Sherbrooke claims the Disadvantaged Business Enterprise ("DBE") provisions of the Transportation Equity Act for the 21st Century ("TEA-21") are unconstitutional. Sherbrooke challenges the federal affirmative action programs. See In re Sherbrooke Sodding Co., 17 F. Supp.2d 1026, 1028 (D. Min. 1998) Sherbrooke also challenges USDOT's implementing regulations, and MnDOT's participation in the DBE program. Plaintiff claims that because of its male-Caucasian ownership, it suffers a constitutional injury when bidding on Minnesota's federally funded road construction projects. Finally, Sherbrooke claims the DBE program is both facially unconstitutional and unconstitutional as applied.

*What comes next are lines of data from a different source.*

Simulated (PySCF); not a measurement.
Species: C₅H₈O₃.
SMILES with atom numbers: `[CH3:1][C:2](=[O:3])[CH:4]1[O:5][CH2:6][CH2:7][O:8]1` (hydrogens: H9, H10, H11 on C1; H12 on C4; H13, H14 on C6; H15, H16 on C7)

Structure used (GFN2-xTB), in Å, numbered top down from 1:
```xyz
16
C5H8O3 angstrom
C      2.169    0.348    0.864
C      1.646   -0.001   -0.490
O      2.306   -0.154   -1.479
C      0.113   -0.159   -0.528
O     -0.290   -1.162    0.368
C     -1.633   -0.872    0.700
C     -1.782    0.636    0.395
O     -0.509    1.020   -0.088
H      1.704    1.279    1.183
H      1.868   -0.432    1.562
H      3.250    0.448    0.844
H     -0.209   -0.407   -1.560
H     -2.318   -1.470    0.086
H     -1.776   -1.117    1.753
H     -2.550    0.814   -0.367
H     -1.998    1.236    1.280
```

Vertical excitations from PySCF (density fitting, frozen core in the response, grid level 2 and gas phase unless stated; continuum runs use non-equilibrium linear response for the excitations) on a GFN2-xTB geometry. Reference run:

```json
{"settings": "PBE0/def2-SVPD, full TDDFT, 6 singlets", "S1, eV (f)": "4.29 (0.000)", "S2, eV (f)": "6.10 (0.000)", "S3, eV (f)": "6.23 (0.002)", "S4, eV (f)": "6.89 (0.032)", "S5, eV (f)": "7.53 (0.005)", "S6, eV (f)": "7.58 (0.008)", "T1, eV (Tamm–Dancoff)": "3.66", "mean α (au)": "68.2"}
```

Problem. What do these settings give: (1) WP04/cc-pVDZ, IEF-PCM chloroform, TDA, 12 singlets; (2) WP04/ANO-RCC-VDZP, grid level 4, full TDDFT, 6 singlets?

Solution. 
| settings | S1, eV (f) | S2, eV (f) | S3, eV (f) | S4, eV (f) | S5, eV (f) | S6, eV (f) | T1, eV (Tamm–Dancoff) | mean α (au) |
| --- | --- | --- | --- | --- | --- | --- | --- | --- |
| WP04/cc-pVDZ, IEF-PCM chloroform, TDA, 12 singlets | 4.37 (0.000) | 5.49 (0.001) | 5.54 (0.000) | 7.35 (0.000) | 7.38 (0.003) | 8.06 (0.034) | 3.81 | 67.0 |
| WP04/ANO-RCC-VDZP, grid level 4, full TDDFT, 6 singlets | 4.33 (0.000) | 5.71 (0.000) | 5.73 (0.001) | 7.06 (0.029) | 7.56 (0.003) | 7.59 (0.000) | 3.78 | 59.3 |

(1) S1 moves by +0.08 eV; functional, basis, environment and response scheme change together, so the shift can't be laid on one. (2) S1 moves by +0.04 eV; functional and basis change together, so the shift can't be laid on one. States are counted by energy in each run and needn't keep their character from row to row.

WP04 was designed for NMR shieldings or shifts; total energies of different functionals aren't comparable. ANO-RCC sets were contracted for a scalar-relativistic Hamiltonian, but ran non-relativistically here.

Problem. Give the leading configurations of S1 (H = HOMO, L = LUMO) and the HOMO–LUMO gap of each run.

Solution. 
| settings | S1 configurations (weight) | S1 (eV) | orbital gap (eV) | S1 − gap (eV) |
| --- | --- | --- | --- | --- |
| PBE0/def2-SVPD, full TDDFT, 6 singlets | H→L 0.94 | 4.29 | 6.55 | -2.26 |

B. Predecessors To The Federal Statute — TEA-21

TEA-21 is the latest in a series of federal highway funding acts first enacted in 1982, when Congress passed the Surface Transportation Assistance Act ("STAA"), Pub.L. No. 97-424, 96 Stat. 2097. Section 105(f) of the STAA required that not less than 10% of its appropriated funds be expended on small businesses called DBEs, owned and controlled by socially and economically disadvantaged individuals as defined by Section 8(d) of the Small Business Act. See 96 Stat. 2100.

The STAA defined DBEs by referring to the Small Business Act ("SBA"). The SBA, at § 8(d), identifies classes of individuals who are presumed to be socially and economically disadvantaged. It provides, "[t]he contractor shall presume that socially and economically disadvantaged individuals include Black Americans, Hispanic Americans, Native Americans, Asian Pacific Americans." 15 U.S.C. § 637(d)(1).

In 1987, Congress passed a second highway funding act, the Surface Transportation Uniform Relocation Assistance Act ("STURAA"), Pub.L. No. 100-17, 101 Stat. 132. It, too, contained language designed to broaden participation in highway construction. At § 106(c), STURAA directed that not less than 10% of appropriated federal funds be expended through DBEs. The STURAA expanded the SBA's definition of DBEs to include women who, by congressional ukase, also became presumed-to-be socially and economically disadvantaged. See 101 Stat. 145-146.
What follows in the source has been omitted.